There’s been much talk of late about the decline in the numbers of African American major league baseball players. Commensurate with this trend has been the rise of the Latin ballplayer. Indeed, there are so many guys named Cabrera and Gonzalez on MLB rosters these days, it gets dizzying trying to keep them all straight. But after years of fairly halting progress, the major league ranks are starting to also take on a distinctively Asian look.
It’s 43 years since 20-year-old Masanori Murakami (left) joined the San Francisco Giants and became the first Japanese player in the major leagues. In parts of two seasons (1964-65), Murakami, working mostly as a reliever, totaled 5 wins, 1 loss, 9 saves, and compiled a 3.43 ERA in 54 games. Not bad numbers at all. Contractual obligations forced his return to Japan, where he went on to have a long and productive if unspectacular career. It took 30 years for the next Japanese ballplayer, Hideo Nomo, to enter the American baseball scene.
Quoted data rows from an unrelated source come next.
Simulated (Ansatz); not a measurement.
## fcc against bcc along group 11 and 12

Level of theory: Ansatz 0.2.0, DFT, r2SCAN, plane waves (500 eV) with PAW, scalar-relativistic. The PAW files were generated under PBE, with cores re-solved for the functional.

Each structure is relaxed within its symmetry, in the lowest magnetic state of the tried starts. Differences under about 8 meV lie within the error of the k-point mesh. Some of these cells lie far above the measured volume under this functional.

But now, finally, there are enough Asian ballplayers in MLB that we can actually put together a pretty decent team, one capable of winning games against other major league competition. You have to finagle the positions a little bit, with the biggest risk having no legit shortstop on the squad (we had to move Tadahito Iguchi over from his usual second base). First base, too, became a problem, and big was our disappointment to learn that South Korean-born first-baseman Hee Seop Choi, late of the Cubs, Dodgers and Marlins (and the rosters of the Red Sox and Devil Rays) has been out of the American game since 2005. Choi, the first-ever Korean fielder in the U.S. major leagues, has returned to his homeland to play for the Kia Tigers. He’s currently on rehab assignment, recovering from a fractured rib. (If you return to the States, Mr. Choi, first base is waiting for you, and we’ll move Godzilla back to the outfield.)
So here’s the proposed lineup, with the players’ current team affiliations and countries of origins. We could use a little more longball power from our Far Eastern squad, but the pitching’s pretty solid. Play some tenacious D behind “Dice-K” and Chien-Ming Wang, and we win our fair share of contests. (One of those pitchers will have to develop into our closer, though.) We’ll also have to play in the National League, so we can forgo the designated hitter issue. (Come back, Choi. Come back!)
1. Ichiro Suzuki, OF, Seattle Mariners (Japan)
2. Tadahito Iguchi, SS, Chicago White Sox (Japan)
3. So Taguchi, OF, St. Louis Cardinals (Japan)
4. Hideki Matsui, 1B, New York Yankees (Japan)
5. Akinori Iwamura, 3B, Tampa Bay Devil Rays (Japan)
6. Kenji Johjima, C, Seattle Mariners (Japan)
7. Shin-Soo Choo, OF, Cleveland Indians (South Korea)
8. Kazuo Matsui, 2B, Colorado Rockies (Japan)
9. Daisuke Matsuzaka, SP, Boston Red Sox (Japan)
Other Starting Pitchers
Chien-Ming Wang, New York Yankees (Taiwan)
Byung-Hyun Kim, Florida Marlins (South Korea)
Cha Seung Baek, Seattle Mariners (South Korea)
Jae Weong Seo, Tampa Bay Devil Rays (South Korea)
Tomokazu Ohka, Toronto Blue Jays (Japan)
Hideki Okajima, Boston Red Sox (Japan)
Takashi Saito, Los Angeles Dodgers (Japan)
Jae Kuk Ryu, Tampa Bay Devil Rays (South Korea)
Akinori Otsuka, Texas Rangers (Japan)
Pitchers on the Bubble
Chin-hui Tsao, Los Angeles Dodgers (Taiwan). Currently on DL.
Chan Ho Park (South Korea). With 113 career wins since 1994, Park, soon to be 34, is definitely the grand old man of Asian MLB players. He won seven games for the Padres in 2006, and began 2007 with the Mets. Then he was optioned to AAA New Orleans on May 3. We really want you to come play for us anytime, Mr. Park, but you need to be on a major league roster first.
Kei Igawa (Japan) started the season with the New York Yankees, then was sent down to AAA affiliate Scranton on May 7.
Hong-Chih Kuo, Los Angeles Dodgers (Taiwan), is currently on assignment with AAA Las Vegas.